Model with First Order Differential Equation

**scherz0** · May 31st 2011, 08:48 AM

Dear all,

I'm having some trouble with the following question involving modelling with a first-order differential equation. My solution is below but it differs from the given answer. I also can't see where I might have erred.

Thank you.

----

18. Consider an insulated box (a building, perhaps) with internal temperature $u(t)$ . According to Newton's law of cooling, $u$ satisfies the differential equation

$\cfrac{du}{dt} = -k[u - T(t)]$ ,

where $T(t)$ is the external temperature. Suppose that $T(t)$ varies sinusoidally; assume that $T(t) = T_0 + T_1cos(wt)$

a) Solve the differential equation above and express $u(t)$ in terms of $t,k,T_0,T_1, w$ .

My solution:

The above ODE is a linear equation. Rearrangement gives:
$\dfrac{du}{dt} + ku = k(T_0 + T_1\cos{wt})$ .

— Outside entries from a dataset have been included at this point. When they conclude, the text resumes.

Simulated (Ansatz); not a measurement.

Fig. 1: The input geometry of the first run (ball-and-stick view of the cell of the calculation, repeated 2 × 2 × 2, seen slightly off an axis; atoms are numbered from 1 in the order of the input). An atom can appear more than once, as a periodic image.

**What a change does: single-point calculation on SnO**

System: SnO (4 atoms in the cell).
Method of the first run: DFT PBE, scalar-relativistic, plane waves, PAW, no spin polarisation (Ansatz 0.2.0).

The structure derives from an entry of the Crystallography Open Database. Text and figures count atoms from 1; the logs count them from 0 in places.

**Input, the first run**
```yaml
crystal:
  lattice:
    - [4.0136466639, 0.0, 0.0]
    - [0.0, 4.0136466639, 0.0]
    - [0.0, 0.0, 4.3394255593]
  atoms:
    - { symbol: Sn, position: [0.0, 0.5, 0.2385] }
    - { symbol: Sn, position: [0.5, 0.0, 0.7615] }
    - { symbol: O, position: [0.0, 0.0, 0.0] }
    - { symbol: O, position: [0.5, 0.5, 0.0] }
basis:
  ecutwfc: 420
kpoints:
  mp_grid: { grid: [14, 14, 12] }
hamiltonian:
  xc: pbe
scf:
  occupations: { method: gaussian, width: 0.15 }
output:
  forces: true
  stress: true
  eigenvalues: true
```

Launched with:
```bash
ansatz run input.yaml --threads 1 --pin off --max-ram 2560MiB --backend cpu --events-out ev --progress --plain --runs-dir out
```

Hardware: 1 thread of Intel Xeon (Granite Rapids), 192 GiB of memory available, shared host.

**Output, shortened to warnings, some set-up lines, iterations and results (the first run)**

This linear ODE has integrating factor $e^{\int k dt} = e^{kt}$ .

Therefore, $\dfrac{d}{dt}(e^{kt}u) = e^{kt}k(T_0 + T_1\cos{wt})$

$\Rightarrow (e^{kt}u)=k\left(\int T_0e^{kt} dt + \int T_1\cos{wt} dt \right)$

$\Rightarrow (e^{kt}u)=k\left(T_0\frac{e^{kt}}{k} + T_1\frac{\sin{wt}}{w} \right)$ + C, where C has absorbed the product of integration constants from both integrals with $k$ .

$\Rightarrow u = T_0 - T_1\dfrac{k\sin{wt}}{we^{kt}} + Ce^{-kt}$ .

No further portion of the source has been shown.